Slightly OT, but maybe somebody has an idea.

Alexander_L_1 · ‎02-06-2017

Hi,

(My question abot ISA-Extension is near the bottom of post)

today I has found a old piece of code, done time profiling and ....was nearly fallen from the chair.

What's happen? This very smal piece of code consumes a lot of time, much more as was expected by me and therefore was never profiled before.

for (int i = 0; i < n; i++)
{
objectLabels = labelsMap[objectLabels];
}

int* objectLabels and int* labelsMap are 32-byte aligned arrays declared as object members, and created with malloc during object construction.
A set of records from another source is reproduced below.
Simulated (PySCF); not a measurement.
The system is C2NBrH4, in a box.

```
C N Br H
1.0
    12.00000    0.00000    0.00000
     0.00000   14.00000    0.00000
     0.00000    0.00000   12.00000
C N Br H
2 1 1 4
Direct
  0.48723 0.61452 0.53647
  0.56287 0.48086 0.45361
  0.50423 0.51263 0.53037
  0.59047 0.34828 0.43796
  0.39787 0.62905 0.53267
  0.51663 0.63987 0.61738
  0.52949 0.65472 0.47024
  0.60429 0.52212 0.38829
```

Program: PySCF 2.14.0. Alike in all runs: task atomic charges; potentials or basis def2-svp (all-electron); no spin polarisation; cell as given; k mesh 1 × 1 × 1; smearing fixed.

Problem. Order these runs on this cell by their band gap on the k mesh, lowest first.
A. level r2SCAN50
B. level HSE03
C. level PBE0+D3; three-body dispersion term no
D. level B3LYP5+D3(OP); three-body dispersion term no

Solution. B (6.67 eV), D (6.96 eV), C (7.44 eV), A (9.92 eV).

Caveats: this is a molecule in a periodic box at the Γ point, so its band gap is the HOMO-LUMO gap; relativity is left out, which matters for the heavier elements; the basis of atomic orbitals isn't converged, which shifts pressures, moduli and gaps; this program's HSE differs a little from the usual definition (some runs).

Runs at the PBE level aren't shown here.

Parallelizing loop with OpenMP makes it reayll very slow, what wonders me too again. But, in order to do that, I've "renamed" some variables in order to declare it shared. Because OpenMP does not help (at the end I done it withs parallel_invoke manually and get some better execution timing) eiher I has my originall sequential loop with "renamed" varibales:

int* _sh_objectLabels = objectLabels;
int* _sh_labelsMap = labelsMap;
for (int i = 0; i < n; i++)
{
_sh_objectLabels = _sh_labelsMap[_sh_objectLabels];
}

NOW, some wonder happens - this version performs 50%-60% better as version above - but this is exactly the same! How is this possible?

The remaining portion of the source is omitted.